May I just interject that I hate both teams, but I LOVE chmurray's new word! Appealy-ality! Say it with me!

posted by wfrazerjr at 10:22 PM on April 09

Sorry, I was tired and didn't argue clearly enough. I'm aware of the role of the arbitrator, and the first point I was attempting to make is that perhaps it would be a much bigger issue if the player was of "superstar" caliber. but there is no way he just picks a team a declares Harrison a Buc. Maybe not picks, as in chooses randomly, but something like this does seem to be what is happening. The arbitrator accused the Jets of failing to "correctly match the offer" and thus awards the player to the outside team, who conveniently he holds season tickets for. Say Michael Vick becomes a restricted free agent next year (I think its an rfa, but you get the idea). Offers are flying around from just about every team in the league. The Falcons *believe* they have correctly matched the best outside offer, and will be able to keep their franchise player. However, an arbitor is brought in and, at arbitration, it is decided that they did not, and the player is immediately awarded to the Cowboys. Spokeperson for the NFL lambasting the verdict. No appeal. Is this the system? (Begin new thread topic: is it a good system?) My second point was that the article sucked, because it refused to address the obvious questions the issue raises. The Jets can't appeal. Why? I have information from you saying they might wish to appeal because the decision was wrong, but that didn't come from the article linked to, and besides, the article clearly states that the Jets can't appeal. Also, and you mentioned concern about this yourself, is the fact that an NFL Management Council senior VP, not a member of the Jets organization, thinks something has gone wrong. Again, this raises questions the article doesn't answer. You made assumptions, (which were very good ones) but the point is still that you had to assume. The linked article doesn't address the issues it brings up. I like sports, but find much of sports journalism utter crap. I don't know why the Jets can't appeal, or whether they have grounds. I don't know how the arbitrator could have exceeded his authority. I don't know if there is a procedure in place for situations where the arbitrators exceed their authority. Surely their decision can't stand if they voilated their authority in making it. Or perhaps not, the point is, I wouldn't know.
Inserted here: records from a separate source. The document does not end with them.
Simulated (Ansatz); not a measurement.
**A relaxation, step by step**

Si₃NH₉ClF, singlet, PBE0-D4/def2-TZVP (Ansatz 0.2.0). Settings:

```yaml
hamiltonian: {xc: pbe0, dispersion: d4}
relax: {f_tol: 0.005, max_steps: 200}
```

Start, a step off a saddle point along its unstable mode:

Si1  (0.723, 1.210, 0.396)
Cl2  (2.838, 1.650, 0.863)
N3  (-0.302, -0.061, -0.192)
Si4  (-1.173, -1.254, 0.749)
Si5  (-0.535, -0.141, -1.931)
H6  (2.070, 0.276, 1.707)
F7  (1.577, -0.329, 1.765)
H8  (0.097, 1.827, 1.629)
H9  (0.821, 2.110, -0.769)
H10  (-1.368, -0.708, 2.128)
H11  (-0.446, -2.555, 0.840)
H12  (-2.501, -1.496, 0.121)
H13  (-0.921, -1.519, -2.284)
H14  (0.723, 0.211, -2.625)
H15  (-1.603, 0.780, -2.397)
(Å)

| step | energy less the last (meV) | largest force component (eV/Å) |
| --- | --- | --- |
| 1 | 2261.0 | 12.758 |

posted by chmurray at 04:08 AM on April 11

Ahem. After reading this article, it's becoming clearer to me. (I can be so thickheaded sometimes!) The Jets offer didn't include "voidable" seasons at the end of the contract. However, from the article: But the Jets, who retained the right to match any offer sheet to Morton by making him a qualifying offer in February, appealed to the Management Council, essentially the league's labor arm, contesting the voidable years. The Management Council subsequently ruled that the voidable years did not represent a "principal term" of the offer and did not have to be matched. In response to this, Morton filed a grievance through the NLFPA, arguing that the "voidable years" bit was a key part about the contract. About those "voidable years": The basic idea is that a player signs a contract for x years, and if he meets certain criteria, that contract is now y years smaller, ie sign a seven year contract, make the pro bowl, and be a free agent again in three. It appears that the arbitrator agreed with Morton and the NFLPA: That was essentially the stance the NFLPA adopted in the Friday hearing and with which Bloch agreed. And the article basically ends from there. This appears to be a disagreement between the Management Council and the NFLPA, with an arbitrator deciding in the NFLPA's favor. With this information, I (a bit surprisingly) find myself agreeing with the aribitrator. Moreso, this makes 86's post either a bit psychic or he had already read the article I'm linking to.